On “Prayer,” Cooper-Moore’s piano is borne on huge waves so lustrous that you’re immediately drawn in, moving between different harmonic areas and riding the emotion. It sets the tone for music that is unflaggingly exuberant, inventive and intense throughout. “Thematic Womb” is a quarter-hour piece, and finds the trio shifting into gear with a punchier feel. Edwards kept knocking me out. He’s such a compelling player, able to keep momentum and density going while still finding a ton of space and tonal variety, all with a dexterity that’s sometimes rare in creative improvised music. While Cooper-Moore digs in with dense chords, Ware plays some big fat melodic lines for contrast, wringing maximum intensity from them and winding up through them to heat and ecstasy. A big and fast-moving Ware solo opens “A Primary Piece #1,” followed by dense fragmentation from the piano and pattering drums. But make no mistake: this trio had range and reserve, able to layer in lots of rests and space even in a heated context like this. Things might sound at times like a furious Cecil Taylor small group, but pay close attention to Cooper-Moore, playing not only spiky cross-volleys or heatwaves, but little Herbie Nichols-like bagatelles in the storm.

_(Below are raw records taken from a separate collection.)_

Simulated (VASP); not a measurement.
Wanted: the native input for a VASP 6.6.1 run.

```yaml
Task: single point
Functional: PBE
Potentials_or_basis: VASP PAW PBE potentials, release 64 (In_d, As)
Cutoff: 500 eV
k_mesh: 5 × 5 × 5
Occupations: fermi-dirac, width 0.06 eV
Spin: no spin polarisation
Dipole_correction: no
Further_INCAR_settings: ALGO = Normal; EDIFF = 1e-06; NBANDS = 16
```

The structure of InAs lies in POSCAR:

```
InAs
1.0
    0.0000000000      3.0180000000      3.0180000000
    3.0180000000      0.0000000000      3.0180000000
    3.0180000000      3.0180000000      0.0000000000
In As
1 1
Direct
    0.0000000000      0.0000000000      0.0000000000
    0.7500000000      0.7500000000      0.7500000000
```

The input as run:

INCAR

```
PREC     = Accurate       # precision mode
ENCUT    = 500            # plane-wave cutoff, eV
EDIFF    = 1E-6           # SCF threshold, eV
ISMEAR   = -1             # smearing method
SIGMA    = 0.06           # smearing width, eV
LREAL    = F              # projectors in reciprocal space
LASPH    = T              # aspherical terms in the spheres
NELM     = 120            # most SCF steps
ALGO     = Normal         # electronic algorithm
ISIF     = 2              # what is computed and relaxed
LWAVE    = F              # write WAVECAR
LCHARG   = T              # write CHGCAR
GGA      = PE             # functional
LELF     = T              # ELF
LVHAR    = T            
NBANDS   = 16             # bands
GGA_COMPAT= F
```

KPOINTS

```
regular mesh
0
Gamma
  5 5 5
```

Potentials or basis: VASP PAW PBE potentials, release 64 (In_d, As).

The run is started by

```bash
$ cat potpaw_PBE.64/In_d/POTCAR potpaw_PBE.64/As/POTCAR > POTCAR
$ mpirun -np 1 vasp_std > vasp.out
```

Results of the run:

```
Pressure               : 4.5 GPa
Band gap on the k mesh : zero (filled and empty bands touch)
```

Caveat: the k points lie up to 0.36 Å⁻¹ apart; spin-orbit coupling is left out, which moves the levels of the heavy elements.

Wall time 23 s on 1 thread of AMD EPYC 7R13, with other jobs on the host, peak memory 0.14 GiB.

The second version of “Prayer” seems to draw not only on the Ayler/Call Cobbs influence that is immediately obvious, but parts of it almost directly anticipate Ware’s “Godspelized,” recorded nearly twenty years later. It’s a bit darker in places, but just as powerful, especially when Edwards channels lightning to fuel the music. The dense, punchy “Stop Time” is practically an Edwards feature, giving him extended measures for raging solo playing. Over the seventeen-minute range of the piece, each musician is featured similarly in what might almost be elongated trading fours, capped off by a great unaccompanied Ware solo. The slightly somber “Cry” is another terrific, lyrical piece, spotlighting Ware’s incredible tone amidst delicate brushwork and trinkle-tinkle piano (and some of the session’s most adventurous harmony too). And finally, the release is capped by a short Cooper-Moore solo “Ashimba” (with kalimba, from the sound of it) and a lengthy Ware solo piece, a mature and inventive statement of his variation on his influences, from Rollins to Ayler.

This is intense music for sure, not exactly the Big Bang but still nourished by original energies. Packaged gorgeously, too; it’s an essential release.